OPINION OF THE COURT
Simons, J.Petitioner appeals from an order finding it guilty of unlawful discrimination in discharging complainant, Moses Harary. Complainant originally charged that petitioner discriminated against him because of his creed and national origin. He subsequently amended the complaint to add the charge of retaliation. After a hearing, the administrative law judge found that complainant had failed to establish a prima facie case on the grounds stated. He permitted complainant to amend his complaint, however, to allege that he was discharged as the result of. his “race, color and ethnicity” because petitioner had applied an unlawful quota in determining which employees were to be discharged under its 1976 retrenchment policy. Pursuant to that amendment to the complaint, the administrative law judge found petitioner guilty of unlawful discrimination and awarded complainant substantial damages. The decision has been affirmed by the State Division of Human Rights, the Human Rights Appeal Board and the Appellate Division. We find no substantial evidence to support the division’s decision and order, however, and therefore grant the petition and dismiss the complaint.

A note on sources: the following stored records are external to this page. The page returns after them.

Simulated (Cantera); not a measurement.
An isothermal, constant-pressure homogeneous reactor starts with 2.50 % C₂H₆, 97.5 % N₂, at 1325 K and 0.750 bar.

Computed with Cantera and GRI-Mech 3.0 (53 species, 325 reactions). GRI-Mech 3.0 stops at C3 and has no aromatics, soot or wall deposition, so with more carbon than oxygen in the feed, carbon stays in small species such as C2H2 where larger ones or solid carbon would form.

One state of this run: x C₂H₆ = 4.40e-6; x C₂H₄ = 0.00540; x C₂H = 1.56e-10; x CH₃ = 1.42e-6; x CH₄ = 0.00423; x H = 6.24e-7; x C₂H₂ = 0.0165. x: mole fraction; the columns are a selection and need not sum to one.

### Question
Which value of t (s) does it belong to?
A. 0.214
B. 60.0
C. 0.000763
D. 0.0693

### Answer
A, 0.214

Complainant is Jewish and American born. In 1972 he was hired as associate dean of administration and management planning by petitioner CUNY-Hostos Community College, a unit of the New York City Board of Higher *73Education.1 He received successive annual appointments to his position until 1975. It is important to this proceeding that he had no teaching duties and that he was not tenured.
In 1975 New York City suffered a severe financial crisis which caused the board of higher education to direct all 19 units under its jurisdiction to drastically reduce expenses (see, generally, Klein v Board of Higher Educ., 434 F Supp 1113). Indeed, conditions were so serious that it appeared for a time that CUNY-Hostos might be closed. A few months later, in July, the board issued a statement of policy to guide the units in retrenchment. Noting that the primary function of the board was education, it directed that economies, insofar as possible, were to be made by staff reductions in administrative positions rather than teaching positions. In August, 1975 petitioner’s president, Cándido de León, called complainant into his office with the dean of administration, told him that he was not satisfied with complainant’s understanding of how a university works (a reference apparently to antagonism between complainant and some faculty members) and told him to start looking for a new position. When complainant asked for a further explanation, de León told him the “reasons are anthropological but I do not want to go into them because you will just use them as a rationalization.” Complainant was told that he could have time to find a new job and in fact he was continued on the payroll until the end of the 1975-1976 school year. On July 28, 1976 he received notice that he would not be reappointed for the coming year.2
On July 21, 1976 President de León, as directed by the board of higher education, promulgated a retrenchment plan. The plan was subsequently revised in August, 1976, but for purposes of this appeal, both plans were the same. Under it, 15 employees, including petitioner, were discharged that fall. Eventually a total of 82 employees were *74eliminated from the college, 33 by attrition and 49 by discharge.
On July 8, 1976 complainant filed charges with the division alleging that petitioner had unlawfully discriminated against him. After hearings extending over two years, the division found that there was “no credible evidence in the record to show that complainant was terminated because of malice based on his being Jewish and American-born”; that in fact President de León had hired complainant in 1972 knowing his religion and national origin. The division also found that under the retrenchment plan some American-born Jews were discharged and others retained and that the evidence in the record did not support complainant’s contention that he was discharged so that he could be replaced by a person representing a different racial or ethnic group. It found petitioner was not guilty of retaliation because complainant had been orally notified of his discharge before he filed his complaint. The division granted complainant relief because it found that he was discharged pursuant to the retrenchment plan and that the plan was “a deliberate effort to perpetuate unlawful quotas based on ethnicity of employees.”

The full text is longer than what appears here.